In your letter, you state that after the Section 363 sale, GM intends to transfer its currently allocated WMIs to the new corporate entity replacing GM (for purposes of this letter, New GM). You further state that GM will utilize the appropriate process working through SAE. With regard to particular vehicles lines currently produced by GM, you state that GM anticipates the sale of the Hummer, Saturn and Saab businesses, and that you anticipate New GM will maintain the current WMIs if New GM continues to produce the vehicles as part of contractual agreements.

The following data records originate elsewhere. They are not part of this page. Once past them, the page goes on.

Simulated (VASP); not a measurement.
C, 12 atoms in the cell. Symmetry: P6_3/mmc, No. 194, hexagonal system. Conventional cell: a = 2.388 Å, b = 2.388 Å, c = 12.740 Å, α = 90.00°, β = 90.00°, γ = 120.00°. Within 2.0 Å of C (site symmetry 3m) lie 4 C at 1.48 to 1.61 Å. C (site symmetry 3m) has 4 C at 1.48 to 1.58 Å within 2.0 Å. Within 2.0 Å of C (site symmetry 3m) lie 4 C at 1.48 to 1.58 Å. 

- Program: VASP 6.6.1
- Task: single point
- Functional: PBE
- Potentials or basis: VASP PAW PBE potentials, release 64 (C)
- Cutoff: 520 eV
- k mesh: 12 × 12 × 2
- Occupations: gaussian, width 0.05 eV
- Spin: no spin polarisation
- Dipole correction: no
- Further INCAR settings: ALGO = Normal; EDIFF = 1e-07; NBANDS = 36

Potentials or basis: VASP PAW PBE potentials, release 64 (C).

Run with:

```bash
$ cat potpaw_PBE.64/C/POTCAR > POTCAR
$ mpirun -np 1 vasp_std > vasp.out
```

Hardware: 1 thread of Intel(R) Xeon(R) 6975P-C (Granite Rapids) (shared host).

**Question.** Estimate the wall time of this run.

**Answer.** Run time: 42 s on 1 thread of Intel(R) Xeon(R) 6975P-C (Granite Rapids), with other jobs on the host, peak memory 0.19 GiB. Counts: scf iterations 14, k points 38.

We agree that the approach to use the currently allocated WMIs is reasonable. When NHTSA addressed such issues previously, we focused on the language in what is now 49 CFR 565.15(a) (previously 565.4(a)), which states that the section of the vehicle identification number that contains the manufacturer identifier shall uniquely identify the manufacturer. We have previously interpreted that phrase to preclude any other
manufacturer from using a WMI assigned to another manufacturer; our primary concern has been avoiding confusion regarding the identity of a vehicles manufacturer. Where there is no reason to anticipate confusion, we have not objected to a manufacturer continuing to use WMIs assigned to the prior corporate entity. We recognize that the new GM is not the same entity or manufacturer as the old GM. However, we do not believe that there will be substantial and legitimate confusion between General Motors Corporation (the Old GM) and the new General Motors Company (the new GM).
With regard to the anticipated sale of the Hummer, Saturn and Saab businesses, your letter only mentions that we anticipate New GM will maintain the current WMIs if New GM continues to produce the vehicles as part of contractual agreements. Generally we concur that if Manufacturer A were manufacturing vehicles for Manufacturer B, the appropriate WMI would be the one used by Manufacturer A. However, given that you did not provide information about the entities that will be producing the Hummer, Saturn, and Saab vehicles at various times in the future, we have to reserve opinion at this time on whether it would be permissible for those newly-separated businesses to continue to use the GM WMI.
Stephen P. Wood
Acting Chief Counsel
 See, e.g., letter to Mr. Steven Sinkez, August 2, 1995; letter to Mr. Timothy D. McDonnell, April 18, 1997, copies enclosed. In the Sinkez letter, an entity was permitted to continue to use the WMI assigned to it prior to the entitys name change. In the McDonnell letter, an entity could continue to use the WMI that had been assigned to it prior to a change in ownership and later name change.